Web Scraping allows us to download data from different websites over the internet to our local system. It is data mining from different online portals using Hypertext Transfer Protocols and uses this data according to our requirements. Many companies use this for data harvesting and for creating search engine bots.
Python has a large variety of packages/modules that can help in the process of web scraping like beautiful soup, selenium. Several libraries are there which can automate the process of web scraping like Autoscraper. All these libraries use different APIs through which we can scrape data and store it into a data frame in our local machine.
Twint is an open-source python library that is used for twitter scraping i.e we can use twint in order to extract data from twitter and that too without using the twitter API. There are certain features of twint which makes it more useable and unique from other twitter scraping API, namely:
- Twitter API has a limit of fetching only 3200(last) tweets while twint has no limit of downloading tweets, it can download almost all the tweets.
- Easy to use and very fast.
- No initial Sign-in or Sign-up required for fetching data.
Twint can be used to scrape tweets using different parameters like hashtags, usernames, topics, etc. It can even extract information like phone number and email id’s from the tweets.
In this article, we will explore twint and see what different functionalities it offers for scraping data from twitter.
Implementation:
We will start by installing twint using pip install twint.
- Importing required libraries
We will be scraping data from twitter using twint so we will import twint other than this we need to import net_asyncio which will handle all the notebook and runtime errors. Also, we will initiate the net_syncio in this step only.
import twint
import nest_asyncio
net_asyncio.apply()
- Configuring Twint
We need to scrape data from twitter using twint before that we need to configure the twint object and call it whenever required.
t = twint.Config()
Now let us start scraping different types of data from twitter.
- Scraping Data
- Followers on Twitter
Here, we will see how we can download the names of the followers of a particular user by using their username. Here I am using my own twitter username.
t.Username = "Himansh70809561"
twint.run.Followers(t)
Here you can see a list of my followers on twitter because I used my username, similarly, you can use the different usernames of different users and download the follower’s name.

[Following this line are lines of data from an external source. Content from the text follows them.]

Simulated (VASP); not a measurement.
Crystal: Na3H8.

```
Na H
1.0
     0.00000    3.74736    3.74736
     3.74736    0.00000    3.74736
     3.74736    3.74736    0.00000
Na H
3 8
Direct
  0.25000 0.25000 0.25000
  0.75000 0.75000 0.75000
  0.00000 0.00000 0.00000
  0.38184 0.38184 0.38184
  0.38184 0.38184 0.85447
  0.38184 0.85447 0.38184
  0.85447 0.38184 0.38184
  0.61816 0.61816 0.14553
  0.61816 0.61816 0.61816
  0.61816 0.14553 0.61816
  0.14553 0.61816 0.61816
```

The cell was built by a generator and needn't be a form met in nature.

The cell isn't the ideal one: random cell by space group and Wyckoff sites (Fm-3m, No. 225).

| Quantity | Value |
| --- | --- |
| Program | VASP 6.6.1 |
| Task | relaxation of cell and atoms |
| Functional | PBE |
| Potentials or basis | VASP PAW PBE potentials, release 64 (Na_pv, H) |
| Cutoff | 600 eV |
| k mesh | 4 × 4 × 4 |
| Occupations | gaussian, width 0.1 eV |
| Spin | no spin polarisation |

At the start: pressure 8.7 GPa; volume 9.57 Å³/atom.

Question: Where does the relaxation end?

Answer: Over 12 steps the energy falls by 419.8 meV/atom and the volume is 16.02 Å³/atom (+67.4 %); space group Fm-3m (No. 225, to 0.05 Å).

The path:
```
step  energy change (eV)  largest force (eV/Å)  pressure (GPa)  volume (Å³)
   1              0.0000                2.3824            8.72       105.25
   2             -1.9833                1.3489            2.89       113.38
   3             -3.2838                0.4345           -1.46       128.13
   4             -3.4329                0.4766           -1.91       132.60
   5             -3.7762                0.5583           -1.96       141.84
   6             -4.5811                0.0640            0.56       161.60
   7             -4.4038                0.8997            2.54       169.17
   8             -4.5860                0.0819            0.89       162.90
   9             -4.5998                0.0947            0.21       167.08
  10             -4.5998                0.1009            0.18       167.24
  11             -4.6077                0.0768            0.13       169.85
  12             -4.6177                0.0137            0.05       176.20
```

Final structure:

- Storing info to Dataframe
We can also store the information into a data frame. Let us see how to store the follower’s details in a data frame.
t.Limit = 30
t.Username = 'Analyticsindiam'
t.Pandas = True
twint.run.Followers(t)
follow_df = twint.storage.panda.User_df
Here we saw that the top 30 followers are stored in a data frame. We can set the number of followers to the desired number.
- Extracting tweets with a particular word
Here we will try and extract all tweets which have a particular word in them which we define.
t.Search = "analytics"
t.Store_object = True
t.Limit = 10
twint.run.Search(t)
tlist = t.search_tweet_list
print(tlist)
The output contains tweet from different users with their usernames and tweet along with the date when a tweet is published.
- Tweets of a particular User
We can also extract tweets from different users by entering their username as the parameter.
t.Search = "from:@Analyticsindiam"
t.Store_object = True
t.Limit = 10
twint.run.Search(t)
tlist = t.search_tweet_list
Here we can see some recent tweets from Analytics India Magazine along with their username and date on which they were published.
These are some of the ways with which we can extract data or scrape data from twitter using twint. Twint contributors are actively contributing to making it better and better day by day.
Conclusion:
In this article, we saw how we can use twint to extract data from twitter. We started with scraping the followers a person has on twitter further we saw how we can store them in a data frame. We also saw how to extract tweets with a particular string or tweets from a particular user. Twint is easy to easy and is blazingly fast with frequent updates.